Is Sorting preserved across multiple stages in parallel jobs

ssunda6 · Post by **ssunda6** » Tue Mar 25, 2008 7:38 am

Hi All,

My job requirement is to check if job activities of employees are proper.
For example, His/her first task should be a particular job code and not 'OUT or Lunch'.
The last task is always 'OUT'. And lot more conditions.

To implement this
After reading from the file in a parallel job, if I sort on the key columns(employee number,Business date,activities timestamp) using explicit sort stage and then propagate the data to other stages , Is it guaranteed that sorting will be preserved across multiple stages?

I am applying these conditions in a transformer after some stages. In all middle stages, sort is preserved and partitioning is left to default(propagate). My whole logic will depend on the sorted data and hence I want to make sure if this is guranteed to work.

One more doubt is .. I can implement the job in 2 ways.
First, Copy the whole data (1million) to 3 output links from a transformer and then apply some conditions on one link, some other on 2nd link and remaining on 3rd link and funnel the data to output.
Otherwise I can also handle all conditions in a single tranformer instead of routing all data to 3 output links but the conditions will become a bit complex. Will we have any significant improvement in performance(time) between both the above cases?

Please let me know your inputs.

Regards,
Ssunda.

ray.wurlod · Post by **ray.wurlod** » Tue Mar 25, 2008 3:24 pm

Sorting is guaranteed to be preserved unless you repartition the data.

Your first option would require a Join stage rather than a Funnel stage, otherwise you'll get three copies of each source row. Your second approach (all in one Transformer) may be quite efficient - make your derivation expressions as efficient as possible.

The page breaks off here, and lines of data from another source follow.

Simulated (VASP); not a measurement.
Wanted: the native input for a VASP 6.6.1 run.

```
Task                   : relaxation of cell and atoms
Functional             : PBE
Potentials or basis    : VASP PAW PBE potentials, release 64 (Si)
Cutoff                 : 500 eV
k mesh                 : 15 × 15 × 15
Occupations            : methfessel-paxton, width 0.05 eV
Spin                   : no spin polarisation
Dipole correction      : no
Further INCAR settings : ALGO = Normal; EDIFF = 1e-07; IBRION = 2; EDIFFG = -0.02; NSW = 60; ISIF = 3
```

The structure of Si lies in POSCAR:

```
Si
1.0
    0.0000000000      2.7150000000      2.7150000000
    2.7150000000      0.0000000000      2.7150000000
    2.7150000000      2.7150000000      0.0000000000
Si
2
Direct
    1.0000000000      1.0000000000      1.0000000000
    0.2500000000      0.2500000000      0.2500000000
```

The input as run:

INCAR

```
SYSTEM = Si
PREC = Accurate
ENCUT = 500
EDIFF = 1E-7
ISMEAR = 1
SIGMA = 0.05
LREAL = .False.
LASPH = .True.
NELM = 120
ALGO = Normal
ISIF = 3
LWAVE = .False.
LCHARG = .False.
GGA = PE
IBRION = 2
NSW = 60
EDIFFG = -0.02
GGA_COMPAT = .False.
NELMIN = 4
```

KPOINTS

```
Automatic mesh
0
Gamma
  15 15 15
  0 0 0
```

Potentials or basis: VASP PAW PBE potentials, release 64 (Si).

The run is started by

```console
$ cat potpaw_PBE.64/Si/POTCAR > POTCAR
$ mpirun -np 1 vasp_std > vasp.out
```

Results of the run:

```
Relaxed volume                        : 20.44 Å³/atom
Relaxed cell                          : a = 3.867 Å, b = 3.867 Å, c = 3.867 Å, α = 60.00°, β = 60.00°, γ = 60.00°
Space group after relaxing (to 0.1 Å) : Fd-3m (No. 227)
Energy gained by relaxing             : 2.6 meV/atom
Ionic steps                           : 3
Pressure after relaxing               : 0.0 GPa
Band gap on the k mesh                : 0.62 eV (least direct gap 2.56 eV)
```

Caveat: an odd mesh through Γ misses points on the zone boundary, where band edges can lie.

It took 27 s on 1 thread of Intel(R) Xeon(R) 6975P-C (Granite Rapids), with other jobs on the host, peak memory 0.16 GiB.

ssunda6 · Post by **ssunda6** » Tue Mar 25, 2008 10:39 pm

Hi Ray,

Thanks for the reply.
I was worried since it is a parallel job but your answer has cleared my doubt now.
And I forgot mentioning that when using 3 transformers and funnel, I am using a remove duplicates stage. So I will not be getting 3 copies of data.

Thanks again.
Ssunda.

ray.wurlod · Post by **ray.wurlod** » Tue Mar 25, 2008 11:29 pm

You will (may) get multiple copies if your data are not partitioned as per the keys mentioned in the Remove Duplicates stage.